At the start of 1921, the Greenwood District of Tulsa was a prosperous community known as Black Wall Street until it was destroyed in a race riot later that year. In our Teaching with Documents column, Netisha Currie examines the Tulsa massacre using a report and photographs by the Red Cross as primary sources. Her teaching suggestions highlight the racism that both caused the destruction of the Greenwood District and impeded its recovery.

Our Teaching the C3 Framework column introduces a new resource for social studies teachers who take the plunge into inquiry- based instruction—a set of films offered by the Making Inquiry Possible Project that are accessible free of charge to teachers and demonstrate recent efforts in Kentucky to implement inquiry-based approaches in the classroom. The authors (Kathy Swan, Ryan Crowley, S.G. Grant, John Lee, Gerry Swan, Callaway Stivers, and Gates Sweeney) point out that “a healthy inquiry culture can grow from the bottom up beginning in teachers’ classrooms and it can grow by district leadership building out an inquiry infrastructure for teachers to adopt.” 

For many years, educational policymakers have assumed that increasing the amount of class time given to English Language Arts will increase students’ reading skills. One result has been a reduction in time allocated to social studies instruction. Adam Tyner and Sarah Kabourek show the fallacy of this approach as they present important results from a study they conducted, which was published by the Fordham Institute. The authors analyzed the reading scores of thousands of elementary school students recorded in the nationwide federal Early Childhood Longitudinal Study of the Kindergarten Class of 2010–11. Their study showed that “social studies is the only subject with a clear, positive, and statistically significant effect on reading improvement. In contrast, extra time spent on English Language Arts (ELA) instruction has no significant relationship with reading improvement.”

Asking the right questions is a skill that students need to acquire, but Joan Brodsky Schur observes that “class discussion usually revolves around teacher-generated inquiries.”  She recommends ways in which teachers can guide students through the process of learning to formulate their own investigative questions so that they can improve their ability to conduct research and communicate its results.

This year marks the Centennial of NCSS, which was founded in 1921. During the year, Social Education will offer a series of articles contributed by the Friends of NCSS Community in conjunction with the NCSS Archives Committee. In the first such article, Rozella G. Clyde and Jeremiah Clabough examine the historical context and educational developments that led to the founding of our association to promote an effective education for citizenship through the social studies.

Joel D. Cohen and Jessica S. Cohen point out that “quantitative literacy, the ability to interpret numerical information ... is a well-documented weakness for many students and adults.”  In an article that identifies the specific skills needed for students to understand information presented in graphs, they show how an interpretation framework that they introduced in a unit on government in Joel’s eighth-grade U.S. History class resulted in an improvement in students’ skills.

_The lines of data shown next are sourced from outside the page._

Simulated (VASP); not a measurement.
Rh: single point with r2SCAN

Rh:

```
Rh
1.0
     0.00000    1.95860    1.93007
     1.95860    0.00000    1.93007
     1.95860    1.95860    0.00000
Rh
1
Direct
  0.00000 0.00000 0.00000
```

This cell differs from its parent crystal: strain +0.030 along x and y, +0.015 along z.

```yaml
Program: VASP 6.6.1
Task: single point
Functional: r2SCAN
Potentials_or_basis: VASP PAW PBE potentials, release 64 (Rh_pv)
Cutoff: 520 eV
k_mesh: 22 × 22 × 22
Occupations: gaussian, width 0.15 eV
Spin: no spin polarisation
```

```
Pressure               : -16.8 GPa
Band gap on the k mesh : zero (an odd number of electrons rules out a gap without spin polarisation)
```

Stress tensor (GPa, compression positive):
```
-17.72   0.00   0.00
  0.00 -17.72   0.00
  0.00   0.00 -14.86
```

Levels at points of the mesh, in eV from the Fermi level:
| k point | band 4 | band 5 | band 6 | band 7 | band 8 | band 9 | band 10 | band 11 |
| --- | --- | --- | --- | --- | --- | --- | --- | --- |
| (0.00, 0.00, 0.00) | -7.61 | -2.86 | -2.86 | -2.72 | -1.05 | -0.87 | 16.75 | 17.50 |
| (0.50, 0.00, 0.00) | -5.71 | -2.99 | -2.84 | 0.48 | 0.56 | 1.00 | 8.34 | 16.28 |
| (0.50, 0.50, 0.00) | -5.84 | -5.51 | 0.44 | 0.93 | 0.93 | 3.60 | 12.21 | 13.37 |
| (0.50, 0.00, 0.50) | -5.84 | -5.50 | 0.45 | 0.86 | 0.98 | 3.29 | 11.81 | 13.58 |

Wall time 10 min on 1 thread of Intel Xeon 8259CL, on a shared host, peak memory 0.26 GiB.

Social studies education plays a vital role in educating students for active democratic citizenship. The opening feature of this issue is the address made by NCSS President Stefanie Wager at the NCSS Virtual Conference held in December 2020, in which she calls for more effective advocacy of the importance of social studies in our schools. She introduces the new Advocacy Toolkit that is available on the NCSS website at socialstudies.org/advocacy.

As always, the editors of Social Education welcome the comments of readers on any of the contributions to this issue at socialed@ncss.org.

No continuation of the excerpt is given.